Sunday, February 20, 2011

The Map



The 1770 map before (left) and after (right) its restoration.

I'm always fascinated when something old and shriveled and long-forgotten is found in some obscure corner of a dark and dusty room - like that time I found my penis in the drawer of a desk we were about to throw out. While it wasn't someone's manhood that was discovered this time, it was nonetheless noteworthy when a delivery truck stopped at the Brooklyn Historical Society's office in May 2010 to drop off some old and yellowed maps and prints to be catalogued.

When Carolyn Hansen - the society's map cataloguer - began the process of unrolling the old documents, she quickly realized that something was different about this latest trove. As she started to unfurl the map - browned with age and dry and crisp as a potato chip - it began to rip. She immediately stopped. She'd unfurled enough, though, to see something that took her breath away. There was something written on the map: 'Ratzer 1770'.

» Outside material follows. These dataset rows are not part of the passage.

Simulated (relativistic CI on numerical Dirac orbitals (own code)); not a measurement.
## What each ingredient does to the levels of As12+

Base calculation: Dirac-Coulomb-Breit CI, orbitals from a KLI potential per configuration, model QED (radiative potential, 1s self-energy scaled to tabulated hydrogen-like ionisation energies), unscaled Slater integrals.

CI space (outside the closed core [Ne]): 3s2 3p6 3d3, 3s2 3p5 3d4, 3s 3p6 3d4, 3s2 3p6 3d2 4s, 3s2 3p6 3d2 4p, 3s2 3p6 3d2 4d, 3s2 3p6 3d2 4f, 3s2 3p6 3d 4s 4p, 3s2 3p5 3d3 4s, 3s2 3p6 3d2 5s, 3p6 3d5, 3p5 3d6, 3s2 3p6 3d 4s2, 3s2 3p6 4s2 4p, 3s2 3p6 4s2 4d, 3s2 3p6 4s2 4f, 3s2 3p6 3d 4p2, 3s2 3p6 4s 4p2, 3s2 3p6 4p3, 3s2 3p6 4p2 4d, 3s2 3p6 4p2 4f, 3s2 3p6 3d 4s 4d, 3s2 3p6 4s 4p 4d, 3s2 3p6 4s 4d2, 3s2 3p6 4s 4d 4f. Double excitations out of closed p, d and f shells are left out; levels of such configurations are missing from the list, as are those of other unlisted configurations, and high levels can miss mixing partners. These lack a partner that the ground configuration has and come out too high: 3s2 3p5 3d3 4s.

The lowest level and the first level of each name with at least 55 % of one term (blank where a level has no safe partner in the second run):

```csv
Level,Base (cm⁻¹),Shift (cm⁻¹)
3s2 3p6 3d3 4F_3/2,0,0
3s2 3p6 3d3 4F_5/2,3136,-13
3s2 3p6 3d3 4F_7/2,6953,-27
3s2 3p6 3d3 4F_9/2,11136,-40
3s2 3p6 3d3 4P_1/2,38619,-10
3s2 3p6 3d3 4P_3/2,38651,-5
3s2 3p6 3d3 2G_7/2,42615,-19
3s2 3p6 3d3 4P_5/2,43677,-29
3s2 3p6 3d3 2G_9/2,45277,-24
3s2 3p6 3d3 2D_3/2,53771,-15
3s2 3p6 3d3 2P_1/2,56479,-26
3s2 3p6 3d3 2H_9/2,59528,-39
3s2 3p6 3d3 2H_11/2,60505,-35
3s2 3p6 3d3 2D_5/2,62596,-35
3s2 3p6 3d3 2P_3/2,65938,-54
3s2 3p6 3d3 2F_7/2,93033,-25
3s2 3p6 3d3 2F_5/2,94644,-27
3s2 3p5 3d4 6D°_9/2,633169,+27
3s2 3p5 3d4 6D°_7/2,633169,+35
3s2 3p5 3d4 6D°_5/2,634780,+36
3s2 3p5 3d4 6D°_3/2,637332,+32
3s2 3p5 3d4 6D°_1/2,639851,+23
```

Now, to me [and probably you and the rest of the world], that name would have stirred nothing in our brains; except perhaps the realization that the poor bastard who created the map probably got teased like hell as a kid with such a shitty last name. For Hansen, though, the name was like Babe Ruth or Abraham Lincoln.

She immediately went to find someone when she ran into James Rossman, the chairman of the society who just happened to be in the building at the time. "We have a Ratzer map!" she told Rossman excitedly. To others in the room who heard the reverential tone in Hansen's voice, the discovery registered the same recognition it would have in you or I. To Rossman, though, it was as magical as it sounded when Hansen said it.

That's because the name Ratzer is invoked by scholars and cartographers the way 'John Lennon and Paul McCartney' is by scholars of music. While it is difficult to pick one song for which Lennon/McCartney is most famous, for Bernard Ratzer his masterpiece was Plan of the City of New York in 1770. In her hands, Hansen was holding an early, previously unknown edition Plan of the City of New York. Since at the time there were believed to be only three copies of the exact map still in existence, this discovery would be filed under 'Deal, Big'.

One copy of the known maps belonged to King George III, and remains in the British Library in London, where it is displayed occasionally. The other two — one legible, the other tanned and dark with shellac — are at the New York Historical Society,and remain in storage but for two or three times a year, when they are pulled out for students.

This fourth map - while a breathtaking discovery for Hansen and Rossman - presented a challenge. It was aged beyond its 240 years by its destructive shellac coating. In its current condition it was literally untouchable. The story of how it was transformed from that state to a clearly legible and mounted [behind glass, of course] legendary artifact unveiled at a private party at the society last month is equally amazing as its discovery.

The folks at the Brooklyn Historical Society knew that map had been delivered from the society’s warehouse in Connecticut, but they had no catalog listing the map or when it had been acquired. It had been shellacked and mounted on linen, with a wooden pole attached at the bottom. It had been cut in long strips to allow it to be rolled up for storage. The ripping that Hansen had heard was one of the brittle strips breaking.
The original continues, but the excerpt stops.